[CVPR'21] MonoRUn: Monocular 3D Object Detection by Reconstruction and Uncertainty Propagation

Last update: Dec 10, 2022

Overview

MonoRUn

MonoRUn: Monocular 3D Object Detection by Reconstruction and Uncertainty Propagation. CVPR 2021. [paper] Hansheng Chen, Yuyao Huang, Wei Tian*, Zhong Gao, Lu Xiong. (*Corresponding author: Wei Tian.)

This repository is the PyTorch implementation for MonoRUn. The codes are based on MMDetection and MMDetection3D, although we use our own data formats. The PnP C++ codes are modified from PVNet.

Installation

Please refer to INSTALL.md.

Data preparation

Download the official KITTI 3D object dataset, including left color images, calibration files and training labels.

Download the train/val/test image lists [Google Drive | Baidu Pan, password: cj4u]. For training with LiDAR supervision, download the preprocessed object coordinate maps [Google Drive | Baidu Pan, password: fp3h].

Extract the downloaded archives according to the following folder structure. It is recommended to symlink the dataset root to $MonoRUn_ROOT/data. If your folder structure is different, you may need to change the corresponding paths in config files.

$MonoRUn_ROOT
├── configs
├── monorun
├── tools
├── data
│   ├── kitti
│   │   ├── testing
│   │   │   ├── calib
│   │   │   ├── image_2
│   │   │   └── test_list.txt
│   │   └── training
│   │       ├── calib
│   │       ├── image_2
│   │       ├── label_2
│   │       ├── obj_crd
│   │       ├── mono3dsplit_train_list.txt
│   │       ├── mono3dsplit_val_list.txt
│   │       └── trainval_list.txt

Run the preparation script to generate image metas:

cd $MonoRUn_ROOT
python tools/prepare_kitti.py

Train

cd $MonoRUn_ROOT

To train without LiDAR supervision:

python train.py configs/kitti_multiclass.py --gpu-ids 0 1

where --gpu-ids 0 1 specifies the GPU IDs. In the paper we use two GPUs for distributed training. The number of GPUs affects the mini-batch size. You may change the samples_per_gpu option in the config file to vary the number of images per GPU. If you encounter out of memory issue, add the argument --seed 0 --deterministic to save GPU memory.

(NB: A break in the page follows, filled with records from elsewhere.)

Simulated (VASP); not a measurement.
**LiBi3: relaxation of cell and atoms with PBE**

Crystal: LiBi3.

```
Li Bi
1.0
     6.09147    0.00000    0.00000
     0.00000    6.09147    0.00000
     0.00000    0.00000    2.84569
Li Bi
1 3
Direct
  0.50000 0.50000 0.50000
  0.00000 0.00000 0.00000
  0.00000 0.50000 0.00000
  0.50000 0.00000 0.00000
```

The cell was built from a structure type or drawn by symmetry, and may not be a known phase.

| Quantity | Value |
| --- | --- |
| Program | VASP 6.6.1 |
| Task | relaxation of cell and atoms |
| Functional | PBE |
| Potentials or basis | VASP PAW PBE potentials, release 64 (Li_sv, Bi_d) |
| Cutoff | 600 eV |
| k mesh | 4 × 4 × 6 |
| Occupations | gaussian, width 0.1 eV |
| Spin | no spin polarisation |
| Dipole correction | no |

To train with LiDAR supervision:

python train.py configs/kitti_multiclass_lidar_supv.py --gpu-ids 0 1

To view other training options:

python train.py -h

By default, logs and checkpoints will be saved to $MonoRUn_ROOT/work_dirs. You can run TensorBoard to plot the logs:

tensorboard --logdir $MonoRUn_ROOT/work_dirs

The above configs use the 3712-image split for training and the other split for validating. If you want to train on the full training set (train-val), use the config files with _trainval postfix.

Test

You can download the pretrained models:

kitti_multiclass.pth [Google Drive | Baidu Pan, password: 6bih] trained on KITTI training split
kitti_multiclass_lidar_supv.pth [Google Drive | Baidu Pan, password: nmdb] trained on KITTI training split
kitti_multiclass_lidar_supv_trainval.pth [Google Drive | Baidu Pan, password: hg2r] trained on KITTI train-val

To test and evaluate on the validation set using config at $CONFIG_PATH and checkpoint at $CPT_PATH:

python test.py $CONFIG_PATH $CPT_PATH --val-set --gpu-ids 0

To test on the test set and save detection results to $RESULT_DIR:

python test.py $CONFIG_PATH $CPT_PATH --result-dir $RESULT_DIR --gpu-ids 0

You can append the argument --show-dir $SHOW_DIR to save visualized results.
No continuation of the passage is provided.